USA Linux Users Group Forum Index
Log in Register FAQ Memberlist Search USA Linux Users Group Forum Index Album

Command Line XPath selection

 
Post new topic   Reply to topic   printer-friendly view    USA Linux Users Group Forum Index » Shell Scripting and Programming
View previous topic :: View next topic  
Author Message
Lord.DragonFly.of.Dawn
Advanced Member


Joined: 18 Jul 2024
Posts: 607
Location: South Portland, Maine, USA, Earth, Sol System

PostPosted: Tue Mar 16, 2024 7:14 pm    Post subject: Command Line XPath selection Reply with quote

Web Scrapers

We've all written them. We all hate them.

What do we hate about them?

well often we end up selecting a link to download like this:
Code:
NEXT="http://target.server"`cat ${THIS}|grep next|tr \" '\n' |grep albums|head -n1`

What's ugly about that? well it's at least partially positional for one. If they website changes style even slightly your script will fail and you will have to figure out the new positions. Also if you have multiple things that you are looking for the complexity of the command string grows exponentially and the understandability of the pipe chain decreases at and exponential rate as well!

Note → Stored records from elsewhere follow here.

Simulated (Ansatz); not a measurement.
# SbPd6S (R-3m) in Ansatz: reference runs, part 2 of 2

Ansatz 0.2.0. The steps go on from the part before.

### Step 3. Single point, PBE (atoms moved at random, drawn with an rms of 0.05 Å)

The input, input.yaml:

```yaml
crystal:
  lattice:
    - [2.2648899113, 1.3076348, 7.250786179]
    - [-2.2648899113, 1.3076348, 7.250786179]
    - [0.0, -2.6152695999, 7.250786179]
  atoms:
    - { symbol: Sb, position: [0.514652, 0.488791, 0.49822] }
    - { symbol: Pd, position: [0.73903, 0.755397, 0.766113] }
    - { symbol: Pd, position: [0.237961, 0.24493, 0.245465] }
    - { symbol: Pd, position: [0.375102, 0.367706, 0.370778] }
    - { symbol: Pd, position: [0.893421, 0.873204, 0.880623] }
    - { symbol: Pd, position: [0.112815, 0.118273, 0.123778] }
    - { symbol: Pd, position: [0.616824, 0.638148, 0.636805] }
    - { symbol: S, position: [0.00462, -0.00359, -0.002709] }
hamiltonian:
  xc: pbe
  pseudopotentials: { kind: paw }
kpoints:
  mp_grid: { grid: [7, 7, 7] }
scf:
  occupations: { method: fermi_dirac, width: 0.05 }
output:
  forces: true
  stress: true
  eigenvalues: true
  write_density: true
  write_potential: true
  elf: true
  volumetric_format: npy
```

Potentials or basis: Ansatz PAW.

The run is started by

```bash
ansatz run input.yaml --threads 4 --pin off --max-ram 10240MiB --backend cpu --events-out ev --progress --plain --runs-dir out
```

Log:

What we'd rather do is issue a command like this:
Code:
NEXT="http://target.server$(XPath -f "${THIS}" -x "//a[@title='Next Image']/@href"|head -n1)"

See how much cleaner that is. Well formed HTML looks a lot like XML and there are a few XML parsers out there that have an HTML compatible mode. But using those parsers usually requires some significant coding and is a bit disproportionate to the problem at hand.

But we do have the advantage of general solution. The site can change its styling and you are less likely to break your script, and cites with a less rigid style can be searched as well. And even better multiple searches could be built into a single command without it getting needlessly complicated!

But who shall free us from our private h*** of grep, sed, and awk? Not me, that's for certain! But I will add to your collection of utilities a new command....

I give to you XPath!

Code:

#!/usr/bin/python
# Filename:  XPath
#
# Copyright (c) 2024 Patrick Libby <patrick.libby@maine.edu>
#
# Permission is hereby granted, free of charge, to any person obtaining a copy
# of this software and associated documentation files (the "Software"), to deal
# in the Software without restriction, including without limitation the rights
# to use, copy, modify, merge, publish, distribute, sublicense, and/or sell
# copies of the Software, and to permit persons to whom the Software is
# furnished to do so, subject to the following conditions:
#
# The above copyright notice and this permission notice shall be included in
# all copies or substantial portions of the Software.
#
# THE SOFTWARE IS PROVIDED "AS IS", WITHOUT WARRANTY OF ANY KIND, EXPRESS OR
# IMPLIED, INCLUDING BUT NOT LIMITED TO THE WARRANTIES OF MERCHANTABILITY,
# FITNESS FOR A PARTICULAR PURPOSE AND NONINFRINGEMENT. IN NO EVENT SHALL THE
# AUTHORS OR COPYRIGHT HOLDERS BE LIABLE FOR ANY CLAIM, DAMAGES OR OTHER
# LIABILITY, WHETHER IN AN ACTION OF CONTRACT, TORT OR OTHERWISE, ARISING FROM,
# OUT OF OR IN CONNECTION WITH THE SOFTWARE OR THE USE OR OTHER DEALINGS IN
# THE SOFTWARE.

from lxml import etree
from StringIO import StringIO
from optparse import OptionParser
from os import path
import sys
import re
import codecs

class XPathSelector():
   def __init__(self, data, asHTML=False):
      """XPathSelector(data) -> a new XPathSelector ready to be used.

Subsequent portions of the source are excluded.